Wednesday, October 29, 2008

Sticks & String as Security Blankets

I guess it's been awhile since I've blogged. Well, I've been knitting and dyeing of course, but a lot of my time has been spent working on the many Knitting Purls projects. Check out the Knitting Purls blog to see what we have going on. And keep your eyes open for a new ezine, Hooks & String, for all the crocheters out there.

And I've also been doing a lot of thinking about the election and the state of finances. I'm certainly not alone. When it comes to the financial world, we all got a good picture of the influence the US financial market has on the international scene. Many people are scared, and I'm one of them. But, there are, of course, people worse off than I.

On the news the other night, there was a story about how people are handling the stress caused by the roller-coaster financial ride. Sadly, many are turning to unhealthy means to do so, ways that have ramifications for their families and friends.

I started thinking about security blankets. Not literally, though most people probably had one at some time in their life, but figuratively. I remember a stuffed dog I had as a child. It was a very vivid pink, or it had been when new. As a child, I suffered from frequent nightmares. I could always count on this dog (who had a name, but sadly, I have no recollection of what it was) to be there for me when I woke. When I was lonely or feeling overwhelmed, it was first that stuffed dog and then others to whom I turned.

This summer I came to realize that I now see my knitting needles as a security blanket. I didn't know how much they had replaced that long-ago forgotten stuffed animal until this summer. Twice during the summer, homes on my block were destroyed by fire. As my neighbors and I stood across the street watching the firefighters battle the blaze, and praying they'd be able to keep the flames from jumping to the trees leading to our home, I kept thinking how much I wanted my needles. At least if I could knit, I'd be able to do something; I wouldn't feel quite so helpless.

Just a few weeks later, fire again struck our block. While watching the firefighters try in vain to save the house and the one next to it, my thoughts again turned to knitting. Was there something I could knit for these people? Maybe I could organize a collection of handknit items to donate to the families who were now homeless. I felt as though I absolutely had to knit, and it really didn't matter what it was.

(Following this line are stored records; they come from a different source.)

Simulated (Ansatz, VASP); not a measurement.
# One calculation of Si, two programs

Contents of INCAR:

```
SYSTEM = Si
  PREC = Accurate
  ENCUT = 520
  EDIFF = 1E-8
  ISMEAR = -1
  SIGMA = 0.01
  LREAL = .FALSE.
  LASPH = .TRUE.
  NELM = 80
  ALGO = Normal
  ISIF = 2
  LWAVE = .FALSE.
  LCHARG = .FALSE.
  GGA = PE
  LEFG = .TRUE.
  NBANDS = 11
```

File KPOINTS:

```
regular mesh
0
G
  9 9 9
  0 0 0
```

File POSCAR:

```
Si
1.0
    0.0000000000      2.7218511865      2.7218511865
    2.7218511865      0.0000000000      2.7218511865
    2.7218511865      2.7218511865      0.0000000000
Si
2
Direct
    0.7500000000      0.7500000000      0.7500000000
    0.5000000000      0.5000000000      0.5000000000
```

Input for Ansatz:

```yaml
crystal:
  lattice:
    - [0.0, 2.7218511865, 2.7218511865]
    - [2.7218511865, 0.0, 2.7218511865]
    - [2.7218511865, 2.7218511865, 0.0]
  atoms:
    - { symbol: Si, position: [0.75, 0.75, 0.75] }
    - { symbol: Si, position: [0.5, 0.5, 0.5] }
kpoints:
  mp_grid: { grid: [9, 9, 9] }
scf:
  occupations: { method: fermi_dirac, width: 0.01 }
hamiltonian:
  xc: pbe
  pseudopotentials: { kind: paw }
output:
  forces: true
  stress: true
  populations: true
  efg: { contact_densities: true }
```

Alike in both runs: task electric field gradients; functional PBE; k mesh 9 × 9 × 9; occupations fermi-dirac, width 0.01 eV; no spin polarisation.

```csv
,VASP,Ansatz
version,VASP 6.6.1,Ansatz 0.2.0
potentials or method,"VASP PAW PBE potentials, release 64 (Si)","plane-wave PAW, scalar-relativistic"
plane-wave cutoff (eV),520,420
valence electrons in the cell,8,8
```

Is the fact that I want to drop everything and knit when I'm stressed weird? Perhaps to someone who doesn't knit, but I'm sure there are many knitters who feel the same way. I'm not sure why we do, but I think it has to do with normalcy. When we're faced with things over which we have no control, we seek things we can. (That is one theory behind the development of eating disorders as well.) As we face economic uncertainty due to business failures and other economic downturns, we may feel as though we're helpless. The same is true when facing illness and many other stressors. We've lost control, and it makes us feel helpless, sometimes even useless. So, we go in search of something to bring equilibrium back to our lives. For me--and for many others--that something is knitting. It calms and soothes. It brings stability in an unstable world.